Even at the language VM level, it doesn't seem to be tenable.

Microsoft tried to go all out on this back in the day with Code Access Security. I remember three things about it:

1. Engineers/sysadmins would easily get frustrated, and just let the app run under full trust

2. Perf issues, since security demands would result in checking the call stack up

3. When they changed things in .NET 4 a lot of web code would break unless you added a magical attribute.

Needless to say, microsoft more or less gave up on it in .NET core



Same thing with Java Security Manager which is in the process of being removed with no replacement.

Unfortunately supply chain security is incompatible with developer convenience. At least not without a lot of work to make it bearable.

We will have to suffer through a lot worse attacks than now before people will take it serious (most developers likely never but governments will at some point intervene - see EU's CSA).


IDK what JSM looked like to use, but .NET permissions were in some ways arcane and sneaky.

Back then, you often just ran VS as local admin, supply chain attacks weren't a 'real' thing most of the time, so NBD.

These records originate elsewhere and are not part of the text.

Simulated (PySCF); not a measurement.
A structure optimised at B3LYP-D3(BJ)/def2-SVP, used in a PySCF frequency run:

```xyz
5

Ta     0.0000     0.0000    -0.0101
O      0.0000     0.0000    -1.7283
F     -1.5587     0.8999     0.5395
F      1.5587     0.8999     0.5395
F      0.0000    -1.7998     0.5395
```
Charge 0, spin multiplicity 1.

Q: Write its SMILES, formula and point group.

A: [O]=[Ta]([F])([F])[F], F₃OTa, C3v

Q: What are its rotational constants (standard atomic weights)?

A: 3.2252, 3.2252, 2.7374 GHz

So then you try to deploy your app, and discover the joys of signed assemblies.

And you -make absolutely sure- when you leave, you give instructions to rebuild the whole pipeline if need be.

TBH at least we knew there was the polite illusion of a sandbox...


WDYT of WASM capability system? IMO, it would be a good contender for sandboxing dependencies. However, I haven’t tested it in practice.


Does it have a threading model yet? Otherwise I'm not good enough to even try.